Let's take it easy here, because we're talking about one of the "masters" of Italian cinema: none other than Michelangelo Antonioni.
L'Avventura (1960) is the first of four films inspired by the theme of incommunicability. The remaining three are La Notte, L'Eclisse, and Il Deserto Rosso. In all of them, Monica Vitti plays the leading role. These are challenging parts. Antonioni's cinema in these four films is cerebral and lingering, the pace is relaxed. Relaxed like corpses in decay. But let's proceed calmly.
The film received acclaim from the jury at the Cannes Film Festival in '60, for its attempt to develop a new cinematic language and for the beauty of its images.
PLOT: A group of friends heads by boat to the Aeolian Islands. Anna, chronically bored and tired of her relationship with Sandro, pretends to have been attacked by a shark. Panic spreads on the boat, and the friends decide to stop on a small island. Sandro and Anna have a discussion, and he falls asleep. Thereafter, after a couple of cut scenes, she disappears. Everyone starts looking for Anna. "Anna! Anna!", but Anna is nowhere to be found. This episode will turn Anna into the most famous (dis)appearance in the history of cinema. Meanwhile, Sandro (Gabriele Ferzetti) has cast his eyes on Claudia (Monica Vitti), who in the meantime has begun to fret with pain and guilt for her missing friend. The cops are called, but there is no trace of Anna. L'Avventura continues at this point by train and then to a Sicilian village amidst wild glances, bells, deserted squares, hesitations, marriage proposals, affairs between the silly friend and a seventeen-year-old proto-maudit bourgeois painter (but they are all bourgeois), paranoias, and guilt in abundance. And dead times, down, until the horrible finale.

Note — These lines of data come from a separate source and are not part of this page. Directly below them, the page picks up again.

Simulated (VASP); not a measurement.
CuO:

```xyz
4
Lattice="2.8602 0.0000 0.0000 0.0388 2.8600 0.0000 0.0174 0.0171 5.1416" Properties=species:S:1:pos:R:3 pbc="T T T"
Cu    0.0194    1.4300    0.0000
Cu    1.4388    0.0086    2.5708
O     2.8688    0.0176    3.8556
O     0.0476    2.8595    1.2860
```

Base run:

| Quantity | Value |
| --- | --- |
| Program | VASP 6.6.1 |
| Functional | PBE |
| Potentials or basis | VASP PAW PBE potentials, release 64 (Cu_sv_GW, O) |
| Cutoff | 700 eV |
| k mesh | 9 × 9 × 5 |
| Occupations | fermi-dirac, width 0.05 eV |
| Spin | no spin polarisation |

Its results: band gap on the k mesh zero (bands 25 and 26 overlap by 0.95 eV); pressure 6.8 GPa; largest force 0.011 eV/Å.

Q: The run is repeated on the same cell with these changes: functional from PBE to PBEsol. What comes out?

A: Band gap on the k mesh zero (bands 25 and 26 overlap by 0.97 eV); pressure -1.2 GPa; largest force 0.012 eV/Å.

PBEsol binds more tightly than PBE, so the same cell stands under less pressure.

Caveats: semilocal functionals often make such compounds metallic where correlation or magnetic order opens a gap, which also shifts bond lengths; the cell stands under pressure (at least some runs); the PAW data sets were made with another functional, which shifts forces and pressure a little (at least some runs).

Dear to the Master is the theme of the bourgeois's boredom and mediocrity, through which he attempts a discourse of immense scope on the pitiful condition of modern man, forced to the fixity of shoes and jacket despite dreams and aspirations. The intent is certainly commendable. Both Il Deserto Rosso and L'Eclisse play the same game, with a discourse (but it would be better to call it more a "mute") based essentially, from an acting point of view, on the expressive paranoias of Vitti (L'Eclisse) and the numerous shots of her staring at walls and antennas with acid-claustrophobic musical backgrounds (Il Deserto Rosso). Especially in this last film, there is the distinct sensation that Vitti's character has ingested (who knows if for real) something like forty acids. However, while Il Deserto Rosso soon gets tiresome for its exasperating formalism and total absence of sensible dialogues (she constantly talks about hesitations, not knowing what to do, and keeps running away shaking her head desperately), L'Eclisse plays its cards much better. The objective alternation between the difficult development of the relationship between Him (Alain Delon) and Her in a definitively empty and architectural city, and the long sequence of Him employed at the Milan Stock Exchange well represents the transience, indeterminacy, and tragedy of human relationships built on cold and impersonal foundations.
Returning to us, L'Avventura has been unanimously handed over by critics to history as a very important and complex film, which marked (for its intrinsic artistic and cultural value) the start of a "anti-spectacular" cinema that would have significant development in the following years, precisely for being the starting point of a process of new cinematic "signification" towards overcoming the usual spectacular canons. In essence, however, L'Avventura is a darn boring, dragging film, at times unwarranted, which in many parts joyfully delves into the realms of self-punishment. The viewer arrives exhausted at the end of the first half and practically on the brink of death by the finale.
But they get there, if only to see how in the world a story that entirely rests on a widespread and contagious sense of frustration to the marrow of interest ends.
To conclude, here I bring a comment found online written by someone who saw this film grasping all its crucial points.
"One of the most boring films ever. The alleged art of Antonioni unfolds in all its dreary power: chilling dialogues, exasperating slowness, metaphysical ambitions. Monica Vitti never so croaky and annoying. Indeed if you remove the characters, interesting landscapes remain. And the characters are so stereotyped that you can't distinguish them from the landscape - apart from the fact that they speak. Antonioni's bourgeois don't know what they want and don't even want it. Almost a relief to see them dispersed and stuck (forever?) hundreds of kilometers away from us."